Running background jobs In a clustered environment
I have an architecture question. In a clustered web app environment, I can think of three ways to deal with background jobs:
- have a dedicated machine run all the jobs, thus freeing the web servers from having to do so
- have each web server also run background jobs, using a mechanism to make sure no two machines kick off the same job
- have one of the web servers double up as jobs-runner
What's the preferred approach?
IANAExpert, but I would imagine that option 1 would be preferable. The reasoning behind this is a simple separation of concerns. If jobs have their own dedicated machine, you can manage growth better. If you use option 2, you'll have an job processing potential that doesn't match its requirements. While the resources used should be the same whether one machine or many are running the jobs, I imagine whatever queuing system you're using has some overhead. Also, if something goes wrong with the queue or the webserver, you won't bring the other down. You've silo'd each part of your application, so you can grow as necessary, not as your architecture demands.

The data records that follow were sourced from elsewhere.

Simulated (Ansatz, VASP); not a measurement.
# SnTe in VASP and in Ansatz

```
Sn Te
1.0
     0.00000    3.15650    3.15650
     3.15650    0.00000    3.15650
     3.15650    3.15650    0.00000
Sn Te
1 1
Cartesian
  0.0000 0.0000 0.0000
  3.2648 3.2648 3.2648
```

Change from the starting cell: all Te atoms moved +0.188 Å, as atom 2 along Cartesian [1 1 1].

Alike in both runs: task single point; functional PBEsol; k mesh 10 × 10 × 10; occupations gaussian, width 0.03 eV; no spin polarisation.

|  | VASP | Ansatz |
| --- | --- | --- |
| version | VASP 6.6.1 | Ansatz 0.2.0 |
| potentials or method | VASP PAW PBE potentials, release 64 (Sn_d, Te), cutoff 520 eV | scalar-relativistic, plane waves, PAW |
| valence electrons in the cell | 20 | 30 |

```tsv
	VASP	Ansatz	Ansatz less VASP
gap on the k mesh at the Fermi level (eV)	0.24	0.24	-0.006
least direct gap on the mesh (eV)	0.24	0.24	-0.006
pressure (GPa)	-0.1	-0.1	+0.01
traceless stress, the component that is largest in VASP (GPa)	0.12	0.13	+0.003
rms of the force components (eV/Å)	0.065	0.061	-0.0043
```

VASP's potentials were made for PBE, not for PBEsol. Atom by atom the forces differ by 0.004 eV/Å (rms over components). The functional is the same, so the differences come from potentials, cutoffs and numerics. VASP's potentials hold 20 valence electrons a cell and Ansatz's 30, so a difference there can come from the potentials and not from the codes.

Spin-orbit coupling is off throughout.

Each option has pros and cons and to select the preferred way in any case is needed (imho) a bit more of information. For example, what sort of background jobs? This is a crucial question, because if, for example, are business process might be interesting take advantage of the already present cluster.
If are, for example, maintenance processes not directly related with business (or users needs) may be have more sense to have a separated hardware (or virtual).
In my experience, sometimes, all us are a bit reluctant of full use the cluster, but the clusters are on place to use them!